Understanding Deep Learning requires Rethinking Generalization
The paper questions why some models generalize better than others. Which basically at heart means why neural networks work the way they do? Through experimentation, it is shown that traditional statistical approaches fail to explain generalization in neural networks and conclude that a precise formal measure to explain this is yet to exist. The authors discuss model capacity and find that even though regularisation improves generalization performance, it is still possible to get good generalization with no regularization.

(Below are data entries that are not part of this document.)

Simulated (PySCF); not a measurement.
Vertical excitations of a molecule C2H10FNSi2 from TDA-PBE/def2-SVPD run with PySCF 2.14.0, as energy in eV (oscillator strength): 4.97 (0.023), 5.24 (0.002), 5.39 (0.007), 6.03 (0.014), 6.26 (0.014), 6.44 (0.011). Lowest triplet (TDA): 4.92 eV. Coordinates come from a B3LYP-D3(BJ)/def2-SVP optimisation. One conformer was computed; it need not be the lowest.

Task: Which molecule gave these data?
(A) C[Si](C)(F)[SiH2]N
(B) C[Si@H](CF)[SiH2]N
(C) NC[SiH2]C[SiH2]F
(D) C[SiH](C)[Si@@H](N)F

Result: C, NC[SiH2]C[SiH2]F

The paper soundly questioned many notions that aren’t talked about much and are significant enough actually to be. Following are my major takeaways and best bits from the paper -
-
I think it was intriguing that the hyperparameters did not have to be changed for the NN to fit random labels, inferring that hyperparameters might depend more on the network architecture than the data itself.
-
The subplot of the learning curves on CIFAR-10 is what grabbed my attention the most. The NN achieves zero training error on all permutation of settings with varying converging speeds. The data with the correct labels and the shuffled pixels converges fast, which is obvious. Interestingly, random labels converged the slowest, which I thought would happen to the gaussian distributed data.
-
Through the experiments, it can be gathered that explicit regularisation can be seen more like a tuning parameter for generalization as it’s absence does not imply bad generalization error. Another fascinating takeaway is that a certain amount of regularisation is picked up just by grturadient descent.
The authors argue that models likely do make use of massive memorization to perform well. As they have the capacity to fit noise, it is still unclear to me as to why generalized results are produced on real data. Maybe, we do need to rethink generalization.
Concluding, neural networks still seem mysterious. It looks like model architectures have been built such that they work well on images rather than the natural(actual) meaning of those images.